It took way too long, but I'm finally done with this stuff:

  • aln.elf: the original Linux a.out aln repackaged whole as a Linux i386 ELF executable and rebased at address 0x08048000 (no need to "sysctl -w vm.mmap_min_addr=4096" anymore) ;
  • aln.static.elf: aln statically linked with glibc 2.xx ;
  • aln.dynamic.elf: aln dynamically linked with glibc 2.xx ;
  • aln.exe: a native Windows port of aln (yes, this is a real i386 PE executable, it's not the MS-DOS version).

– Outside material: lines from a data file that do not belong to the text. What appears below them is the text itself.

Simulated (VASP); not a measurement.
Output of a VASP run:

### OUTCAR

This time, I've tested them with the jaghello sample and confirmed that all versions can reproduce byte-for-byte jaghello.cof, so unless I missed something these are all functionally identical to the original Linux a.out version:

 

$ aln.dynamic.elf -e -l -g2 -rd -a 4000 x x -v -o jaghello.cof startup.o jag.o
***********************************
*   ATARI LINKER (Mar 17 1995)    *
*  Adds from Atari version 1.11   *
*     and PC/DOS&Linux ports      *
*  Copyright 1993-95 Brainstorm.  *
** Copyright 1987-95 Atari Corp. **
***********************************
Output file is jaghello.cof

Sizes:   Text   Data    Bss   Syms
(hex)     3C0    410   FA54   1C00

Link complete.

 

Not only that, but I have documented the full process over at my blog, if anyone wants to take a crack at the rest of the original Atari Jaguar SDK programs. The delinking process enables both piecewise decompilation and making software ports, depending on what you want to achieve. I do recommend starting with repackaging from a.out to ELF first, which will weed out most of the potential issues upfront without introducing ABI incompatibilities into the mix.

 

The files in this post are stripped versions of the ones in the case study archive linked in the blog posts, which contains everything required for building them (including the Ghidra project archive for aln, so anyone should be able to reproduce my results with aln at home).

 

That concludes this proof-of-concept on my part as I've done what I set out to do: prove that this approach works and document it. I'm not going to work on the rest of the original Atari Jaguar SDK since I'm not an Atari Jaguar developer, aln just happened to be a convenient case study for my delinking experiments. I am however willing to answer questions and look over the shoulder of anyone who wants to take a stab at it.